Optimal bounds with semidefinite programming: an application to stress driven shear flows

TL;DR

This paper presents a novel convex optimization-based numerical method using semidefinite programming to compute rigorous bounds on fluid flow dissipation, improving accuracy and applicability over traditional approaches.

Contribution

It introduces a new SDP-based technique for variational problems in fluid flows that accounts for all modes and handles boundary fluxes effectively.

Findings

Achieved over 10 times tighter bounds than previous analytical results.

Bounds become independent of domain aspect ratio as viscosity vanishes.

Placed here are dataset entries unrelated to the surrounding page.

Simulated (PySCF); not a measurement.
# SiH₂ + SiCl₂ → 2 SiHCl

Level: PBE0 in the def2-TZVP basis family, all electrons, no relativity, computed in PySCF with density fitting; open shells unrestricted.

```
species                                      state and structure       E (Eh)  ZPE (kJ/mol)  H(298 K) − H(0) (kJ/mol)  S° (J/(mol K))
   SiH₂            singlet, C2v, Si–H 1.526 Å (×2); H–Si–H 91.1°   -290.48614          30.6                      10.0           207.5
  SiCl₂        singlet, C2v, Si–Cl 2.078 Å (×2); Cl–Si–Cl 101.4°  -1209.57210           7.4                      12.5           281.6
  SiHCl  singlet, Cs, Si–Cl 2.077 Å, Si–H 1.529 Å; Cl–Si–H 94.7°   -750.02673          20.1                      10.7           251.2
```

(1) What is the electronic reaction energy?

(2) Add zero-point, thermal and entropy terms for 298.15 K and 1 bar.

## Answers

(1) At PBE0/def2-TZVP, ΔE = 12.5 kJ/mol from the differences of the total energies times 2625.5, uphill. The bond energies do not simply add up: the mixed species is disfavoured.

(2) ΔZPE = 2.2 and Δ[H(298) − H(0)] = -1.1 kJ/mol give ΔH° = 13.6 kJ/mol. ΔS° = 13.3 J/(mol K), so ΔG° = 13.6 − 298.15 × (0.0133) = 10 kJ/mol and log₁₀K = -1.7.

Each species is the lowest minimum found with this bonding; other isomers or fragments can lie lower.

Demonstrated the method's efficiency in analyzing flow stability.

Abstract

We introduce an innovative numerical technique based on convex optimization to solve a range of infinite dimensional variational problems arising from the application of the background method to fluid flows. In contrast to most existing schemes, we do not consider the Euler--Lagrange equations for the minimizer. Instead, we use series expansions to formulate a finite dimensional semidefinite program (SDP) whose solution converges to that of the original variational problem. Our formulation accounts for the influence of all modes in the expansion, and the feasible set of the SDP corresponds to a subset of the feasible set of the original problem. Moreover, SDPs can be easily formulated when the fluid is subject to imposed boundary fluxes, which pose a challenge for the traditional methods. We apply this technique to compute rigorous and near-optimal upper bounds on the dissipation coefficient for flows driven by a surface stress. We improve previous analytical bounds by more than 10 times, and show that the bounds become independent of the domain aspect ratio in the limit of vanishing viscosity. We also confirm that the dissipation properties of stress driven flows are similar to those of flows subject to a body force localized in a narrow layer near the surface. Finally, we show that SDP relaxations are an efficient method to investigate the energy stability of laminar flows driven by a surface stress.